Data.table: Support .gz file format for fread

Created on 4 Jul 2014  Â·  52Comments  Â·  Source: Rdatatable/data.table

I have several thousands of .gz files containing data in csv format - about 60GB in total in terms of .gz files. Decompressing them and load some pieces via fread turns out a huge pain in the first step. I'm wonder whether it is possible to improve the functionality of fread so that it can read compressed file formats just as read.table does?

Perhaps file connection issues are highly relevant, as mentioned in #341, #543, and #561.
Some other reference:

http://stackoverflow.com/questions/5764499/decompress-gz-file-using-r

http://blog.revolutionanalytics.com/2009/12/r-tip-save-time-and-space-by-compressing-data-files.html

High feature request fread

Most helpful comment

Just put here my tip for OS X users.
zcat syntax on OS X is little bit different to other linux systems. For reading *.gz files use following call:

dt <- fread(input = 'zcat < data.gz')

All 52 comments

You can just do fread('zcat file.gz'), or some loop variation, if you have many files.

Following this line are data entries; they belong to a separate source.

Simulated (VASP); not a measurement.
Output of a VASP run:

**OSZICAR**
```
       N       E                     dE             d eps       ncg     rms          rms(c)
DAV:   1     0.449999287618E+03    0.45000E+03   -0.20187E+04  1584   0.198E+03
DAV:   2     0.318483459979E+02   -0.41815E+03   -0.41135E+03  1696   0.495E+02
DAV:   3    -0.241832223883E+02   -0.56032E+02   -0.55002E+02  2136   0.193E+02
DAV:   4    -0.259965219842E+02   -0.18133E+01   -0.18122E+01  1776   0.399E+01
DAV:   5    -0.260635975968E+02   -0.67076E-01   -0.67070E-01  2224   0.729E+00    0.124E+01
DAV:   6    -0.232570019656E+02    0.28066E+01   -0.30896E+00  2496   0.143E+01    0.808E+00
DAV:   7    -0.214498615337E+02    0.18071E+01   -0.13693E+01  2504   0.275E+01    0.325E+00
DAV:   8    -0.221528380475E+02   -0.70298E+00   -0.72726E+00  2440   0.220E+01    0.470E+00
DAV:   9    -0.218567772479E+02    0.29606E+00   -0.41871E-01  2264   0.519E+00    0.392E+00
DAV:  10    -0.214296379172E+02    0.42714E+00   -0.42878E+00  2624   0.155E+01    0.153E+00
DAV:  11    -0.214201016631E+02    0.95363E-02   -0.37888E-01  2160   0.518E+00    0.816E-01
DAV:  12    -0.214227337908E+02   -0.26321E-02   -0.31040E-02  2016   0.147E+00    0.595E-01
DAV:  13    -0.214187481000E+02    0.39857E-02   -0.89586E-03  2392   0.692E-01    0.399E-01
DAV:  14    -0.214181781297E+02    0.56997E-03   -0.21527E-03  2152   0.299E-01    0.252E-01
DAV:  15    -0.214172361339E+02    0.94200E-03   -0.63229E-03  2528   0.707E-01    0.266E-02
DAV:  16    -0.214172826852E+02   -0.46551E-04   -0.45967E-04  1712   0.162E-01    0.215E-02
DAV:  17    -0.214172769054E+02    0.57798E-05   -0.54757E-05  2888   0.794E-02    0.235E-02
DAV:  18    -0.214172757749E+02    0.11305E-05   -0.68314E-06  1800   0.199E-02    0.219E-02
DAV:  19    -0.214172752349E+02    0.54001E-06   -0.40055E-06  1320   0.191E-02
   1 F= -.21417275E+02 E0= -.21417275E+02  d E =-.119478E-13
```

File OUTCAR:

:Bump: quite useful (and coming up frequently).

Here's one SO post.

Yes this would be a very useful feature to have. Using a command line, is a temporary solution at best, since it relies on the underlying system to have the tools for decompression. For instance 'zcat' is not available on windows unless one installs cygwin etc.

Since FRead is by far the best tool in R to read file, it would be a huge performance gain to read gzipped/bziped/... files directly.

I just saw @arun's bump in my email, and literally a few hours ago I was ingesting 200+ such files. +1 for usefullness

Would have been useful here as well :
http://www.magesblog.com/2014/10/visualising-seasonality-of-atlantic.html
Will take a look.

I agree with @gbonamy readding directly from zip files would be a fantastic addition!!

Reading from a connection with unz() would also be quite useful. I have a function that downloads a zip file, and only reads one file then throws it away. So if I could use fread(unz(zipfile, file = file)) it would be a great addition.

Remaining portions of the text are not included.